Australian employers are no longer relying solely on company performance to set pay, instead turning to market data and salary guides as workers consider their next career move in the new year.

Research from recruiter Robert Half shows most companies now blend profitability with industry benchmarks and online salary data when deciding salaries.

The survey of 500 employers across finance, accounting, IT, technology and HR found external market intelligence is especially influential when pay is being set for new and emerging roles.

For positions they hire regularly, employers still lean heavily on internal measures.

Half of those surveyed said company performance and profitability are the main factors in setting pay for established roles, just under half rely on HR guidance and internal salary benchmarks, and nearly 40 per cent use fixed salary scales.

However, market data still plays a role, with more than a third of employers also using industry benchmarking tools.

When it comes to new roles, external data becomes more important.

Nearly 40 per cent of employers use industry benchmarking tools to set salaries for these positions, while more than 35 per cent rely on online salary guides.

Don’t be out of step with the market

Robert Half director Nicole Gorton said businesses need to draw on a broad range of data when making pay decisions.

“Company profitability remains the top driver of pay for familiar roles, indicating that many businesses continue to take a budget-first approach to hiring,” Gorton said.

“While financial performance is important, relying on it alone can leave businesses out of step with the market.

“Companies that balance internal performance with up-to-date market data are better positioned to attract and retain in-demand professionals, especially in sectors where salary expectations move quickly.”

Salary expectations are now mostly shaped by skills scarcity, the complexity of the role and external demand for it, Gorton said.

“As job structures evolve and skill requirements change, flexibility and adaptability are becoming core elements of effective workforce planning,” she said.

“Increasingly organisations are relying on market-informed salary settings for new and emerging roles, reflecting a broader shift towards data-driven decision making.”

The external data

A growing body of research highlights how market forces — particularly in technology — are reshaping pay expectations.

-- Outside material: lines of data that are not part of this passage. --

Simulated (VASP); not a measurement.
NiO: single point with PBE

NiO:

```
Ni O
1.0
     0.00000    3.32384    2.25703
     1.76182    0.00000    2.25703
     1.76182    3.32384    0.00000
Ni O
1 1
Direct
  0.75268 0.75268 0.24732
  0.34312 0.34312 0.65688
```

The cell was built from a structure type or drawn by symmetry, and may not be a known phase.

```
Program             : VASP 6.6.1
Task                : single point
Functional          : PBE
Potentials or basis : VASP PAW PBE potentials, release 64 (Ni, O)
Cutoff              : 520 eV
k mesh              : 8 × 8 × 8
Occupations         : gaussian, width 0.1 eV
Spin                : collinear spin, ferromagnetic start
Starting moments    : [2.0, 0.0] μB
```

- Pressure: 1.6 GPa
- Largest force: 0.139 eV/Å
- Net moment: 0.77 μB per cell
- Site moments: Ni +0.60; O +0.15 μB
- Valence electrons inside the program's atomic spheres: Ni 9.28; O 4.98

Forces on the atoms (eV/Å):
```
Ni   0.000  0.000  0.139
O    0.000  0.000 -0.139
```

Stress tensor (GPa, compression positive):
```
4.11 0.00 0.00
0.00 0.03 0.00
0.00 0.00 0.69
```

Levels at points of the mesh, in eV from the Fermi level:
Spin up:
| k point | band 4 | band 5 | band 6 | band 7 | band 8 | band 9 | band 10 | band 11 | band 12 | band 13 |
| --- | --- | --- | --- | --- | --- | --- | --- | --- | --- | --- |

The rise of artificial intelligence is driving demand for roles that didn’t even exist just years ago, according to the 2025-26 Australian Tech Salary Guide.

Directors of AI are earning an average of $236,000 a year, while machine learning engineers, data scientists and photonics algorithm engineers command significantly higher salaries than many traditional software development roles.

Separate research last year found that software developers, business analysts and cybersecurity experts are the most in-demand tech workers, with even entry-level roles netting more than $100,000 annually on average.

Workers, meanwhile, are preparing to push back.

A report released last year found 90 per cent of surveyed employees planned to ask for a pay rise within the next 12 months.

More than 80 per cent said it had become harder to negotiate higher pay compared with the previous year, and more than a third said they would look for a new job if they were unsuccessful.

While salary remains a key factor, flexible work is increasingly a dealbreaker. Research shows more than a third of young Australian workers would quit if forced back into the office full-time.